Example of symmetric division. a Chessboard to divide. b Minimum square containing all the pawns and the exit. c Worlds generated

The position of the random graphs’ nodes is not fixed, so there can be many different representations of a network. Thus, to apply the symmetric division to random graphs, we need to assign a position on the plane for each node. For that purpose, the Fruchterman–Reingold algorithm is used [8].

5.1.2 Distance Division

Distance division is based on grouping close nodes with similar distances to the exit. Again, we first reduce the graph, in this case by removing those nodes that are further away from the exit than the furthest away pawn (Fig. 5).

Fig. 5
figure 5

Example of distance division. a Chessboard to divide. b Reduced graph. c Sections generated. d Worlds created from small components. e Wolds created from components with just one node connecting the component with the previous section. f Division of big components with more than one node connection the component with the previous section. g Worlds generated

Then, the reduced graph is divided into three sections according to the distance of the nodes to the exit. The first section leads to one world. Second and third sections can be too big or even disconnected, so they may have to be divided. To this end, the disconnected components of the sections’ graphs are found. Small components are directly mapped to worlds, while big components with more than one node connecting the component to the previous section are split up into two halves. The two halves are created by starting at the two furthest nodes connecting the component to the previous section and then expanding the graph from them (that is, taking adjacent nodes further apart, then adjacent nodes to the new graph, and so on) until all the nodes within the component have been reached by one of the halves.

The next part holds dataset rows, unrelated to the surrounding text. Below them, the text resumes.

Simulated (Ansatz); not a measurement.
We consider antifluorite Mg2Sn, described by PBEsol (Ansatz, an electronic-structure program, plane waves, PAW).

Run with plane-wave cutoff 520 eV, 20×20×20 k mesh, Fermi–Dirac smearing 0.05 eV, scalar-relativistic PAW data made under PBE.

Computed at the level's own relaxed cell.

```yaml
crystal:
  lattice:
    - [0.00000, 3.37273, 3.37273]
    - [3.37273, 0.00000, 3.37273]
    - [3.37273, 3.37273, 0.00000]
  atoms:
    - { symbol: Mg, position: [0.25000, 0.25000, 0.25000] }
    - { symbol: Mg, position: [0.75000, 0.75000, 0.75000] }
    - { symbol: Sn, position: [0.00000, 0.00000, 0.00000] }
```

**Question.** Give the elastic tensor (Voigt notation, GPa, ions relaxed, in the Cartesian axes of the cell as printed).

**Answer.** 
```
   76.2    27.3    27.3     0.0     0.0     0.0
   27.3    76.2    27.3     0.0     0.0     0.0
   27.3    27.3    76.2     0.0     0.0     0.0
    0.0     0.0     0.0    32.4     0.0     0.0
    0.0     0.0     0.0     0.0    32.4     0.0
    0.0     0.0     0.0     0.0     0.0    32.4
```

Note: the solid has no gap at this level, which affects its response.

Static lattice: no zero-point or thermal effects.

5.1.3 Pawns Distribution Division

The pawns distribution division (Fig. 6) is based on creating worlds so they have a similar number of pawns. With this division method, there is no need to reduce the system’s graph, as the method is adapted to the congestion state by itself.

Fig. 6
figure 6

Example of pawn-based division. a Chessboard to divide. b Generation of the three sections. c Worlds generated from components with few pawns. d Division of components with many pawns. e Worlds generated

The method begins by dividing the system into three sections. The first section is created by starting at the exit and expanding the graph from it until 1/5 of the pawns are reached. The second section is generated starting at the nodes connecting the section to the previous section and expanding the graph from them until 2/5 of the pawns are reached. The third section contains the remaining nodes. Once the sections have been generated, the first section is mapped to a world, while the second and third sections are divided. As in the previous method, first the disconnected components of the sections are found. Those components with less than half the number of pawns of the corresponding section are directly mapped to worlds, while components with more pawns and more than one node connecting the component to the previous section are divided into two worlds, each one containing half the pawns of the component.

5.1.4 Community Division

In graph theory, a community is a set of nodes such that there are many connections between nodes of the same community and few connections with nodes outside the community [19]. The community division consist on reducing the graph by removing those nodes further from the exit than the furthest pawns, and, afterwards, using the Louvain algorithm [2] to find the graph communities, map each of these communities to a world (Fig. 7).

Fig. 7
figure 7

Example of community division. a Chessboard to divide. b Reduced graph. c Worlds generated

5.2 Negotiation Between Agents

Once the division has been made, agents need to negotiate about where to place the doors between worlds. Since each possible door-placing schema is a binary vector (with one bit per boundary square, which can be set to 1 or 0 depending on whether there should be a door or not in it, respectively), we have used the approach in [14], which is a negotiation mechanism specifically designed for negotiation of complex contracts with binary issues.

5.3 Experimental Setting

We have generated a total of 1600 scenarios for the categories described in Sect. 3. In particular, we generated 50 scenarios for each combination of the following parameters per category:

  • Chessboards with number of obstacles in \(|O|=\{8,12,16,20\}\).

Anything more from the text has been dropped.